In addition to **predictors** like LinearRegression, scikit-learn also has **transformers** that help
us deal with issues like missing values.

A model
may require multiple transformers, and doing all those transformations one-by-one is slow and likely
to lead to errors. Instead, we can combine our transformer and predictor into a single object
called a **pipeline**.

Let's create a **pipeline** named model that contains a `SimpleImputer` transformer followed
by a `LinearRegression` predictor.

In [None]:
model = make_pipeline(
           SimpleImputer(),
           LinearRegression()
)

With our pipeline assembled, we use the `fit()` method, which will train the transformer, transform
the data, then pass the transformed data to the predictor for training, all in one step.

In [None]:
model.fit(X_train, y_train)

## Evaluate

As always, we’ll start by evaluating our model’s performance on the training data.

In [None]:
y_pred_training = model.predict(X_train)

In [None]:
mae_training = mean_absolute_error(y_train, y_pred_training)
print("Training MAE:", round(mae_training, 2))

Training MAE: 69170.32


# Results

Let’s take a look at the equation our model has come up with for predicting price based on latitude
and longitude. We’ll need to expand on our formula to account for both features.

Let's extract the intercept and coefficients for our model.

In [None]:
intercept = model.named_steps["linearregression"].intercept_.round()
coefficients = model.named_steps["linearregression"].coef_.round()
coefficients

array([ 834598., -261361.])

Let's print the equation that our model has
determined for predicting apartment price based on latitude and longitude.

In [None]:
print(
f"price = {intercept} + ({coefficients [0]} * longitude) + ({coefficients[1]} * latitude)"
)

price = 63235589.0 + (834598.0 * longitude) + (-261361.0 * latitude)

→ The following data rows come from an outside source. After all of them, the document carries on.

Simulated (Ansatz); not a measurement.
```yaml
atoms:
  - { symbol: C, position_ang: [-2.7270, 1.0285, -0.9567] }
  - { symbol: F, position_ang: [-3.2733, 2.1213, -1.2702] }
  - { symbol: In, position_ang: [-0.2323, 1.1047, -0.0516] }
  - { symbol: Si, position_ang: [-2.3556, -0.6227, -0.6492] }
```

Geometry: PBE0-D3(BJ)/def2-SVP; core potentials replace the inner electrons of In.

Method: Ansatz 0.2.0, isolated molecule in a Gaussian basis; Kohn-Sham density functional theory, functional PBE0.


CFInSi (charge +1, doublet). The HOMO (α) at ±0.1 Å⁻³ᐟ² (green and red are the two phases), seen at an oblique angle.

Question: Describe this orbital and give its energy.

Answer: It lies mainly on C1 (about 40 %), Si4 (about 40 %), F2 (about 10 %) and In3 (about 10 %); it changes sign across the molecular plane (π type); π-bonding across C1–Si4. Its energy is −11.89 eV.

What does this equation tell us? As you move north, the predicted apartment price
increases. And as you move west, the predicted apartment price
decrease.

Let's create a 3D scatter plot, with `"lon"` on the x-axis,
`"lat"` on the y-axis, and `"price_aprox_usd"` on the z-axis.

In [None]:
# Create 3D scatter plot
fig = px.scatter_3d(
         df,
         x="lon",
         y="lat",
         z="price_aprox_usd",
         labels={"lon": "longitude", "lat": "latitude", "price_aprox_usd": "price"},
         width=600,
         height=500,
)

# Create x and y coordinates for model representation
x_plane = np.linspace(df["lon"].min(), df["lon"].max(), 10)
y_plane = np.linspace(df["lat"].min(), df["lat"].max(), 10)
xx, yy = np.meshgrid(x_plane, y_plane)

# Use model to predict z coordinates
z_plane = model.predict(pd.DataFrame({"lon": x_plane, "lat": y_plane}))
zz = np.tile(z_plane, (10, 1))

# Add plane to figure
fig.add_trace(go.Surface(x=xx, y=yy, z=zz))

# Refine formatting
fig.update_traces(
         marker={"size": 4, "line": {"width": 2, "color": "DarkSlateGrey"}},
         selector={"mode": "markers"},
)

# Display figure
fig.show()